Chafin then suggested an amendment that would have reduced table game fees at Wheeling Island alone. He retracted his amendment after a short recess when finance committee members met briefly in Prezioso's office.
John Cavacini, president of the West Virginia Racing Association, said Wheeling Island is the only racetrack that currently cannot pay its fees, but that others aren't far behind.
He said Wheeling Island is projected to make $8 million in fiscal year 2013, which ends in June. Mardi Gras Casino and Resort in Cross Lanes is expected to bring in $15 million in revenue, while Mountaineer Racetrack in the Northern Panhandle is expected to make $20 million.
The casino and racetrack in Charles Town is the exception to the rule. It is projected to make $100 million in revenue this fiscal year.
"Are we going to penalize Charles Town. . .just because they have been successful?" Cavicini said of Chafin's proposed amendment.

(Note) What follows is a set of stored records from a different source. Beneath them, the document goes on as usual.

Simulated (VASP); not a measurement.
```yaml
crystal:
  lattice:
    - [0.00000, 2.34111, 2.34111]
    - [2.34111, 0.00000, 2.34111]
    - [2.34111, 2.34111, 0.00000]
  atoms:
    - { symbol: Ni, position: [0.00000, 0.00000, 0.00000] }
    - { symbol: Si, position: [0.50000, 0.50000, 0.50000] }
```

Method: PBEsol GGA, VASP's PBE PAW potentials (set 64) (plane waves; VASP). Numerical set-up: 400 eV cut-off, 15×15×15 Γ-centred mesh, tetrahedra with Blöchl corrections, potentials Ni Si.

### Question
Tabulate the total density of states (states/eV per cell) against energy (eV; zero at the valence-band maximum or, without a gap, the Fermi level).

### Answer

Wheeling mayor Andy McKenzie urged lawmakers to reduce the fees. He said the city would lose $750,000 in revenue if the Wheeling Island racetrack does not renew its table game license, but the overall financial impact would likely be much greater.
McKenzie said the track probably would lay off between 150 and 200 employees once the table games shut down, and property taxes for the racetrack also would eventually fall.
"It's a chain reaction of events," he said.
Senate Minority Leader Mike Hall, R-Putnam, asked if lawmakers could cut fees at Wheeling Island but keep all other license fees the same. Lawyers for the Senate Finance Committee said that could open the state up for a legal challenge, as other states could argue they received unequal treatment under the law.
Speaking during the evening floor session Tuesday, Sen. Mitch Carmichael, R-Jackson, asked why the Legislature has not proposed similar bills to help other struggling state businesses.
He suggested the state make racetracks and casinos ride out their current financial struggles.
"This was the bet they made because they felt this was the business they can make it in," he said.
Sen. Craig Blair, R-Berkeley, complained about the last-minute nature of Prezioso's amendment. He said he did not even know S.B. 615 would be discussed at the Finance Committee meeting.
Blair also criticized the proposed study of the state gaming industry. He said there's not much more racetracks can do to compete with their out-of-state competition.
"What? We're going to put strip clubs in to draw the people in? Are we going to serve marijuana?" he said.
Blair said he is not opposed to gambling-he noted that he got married in Las Vegas-but suggested racetracks should operate like all other businesses, saving up money in the good times to prepare for the bad times.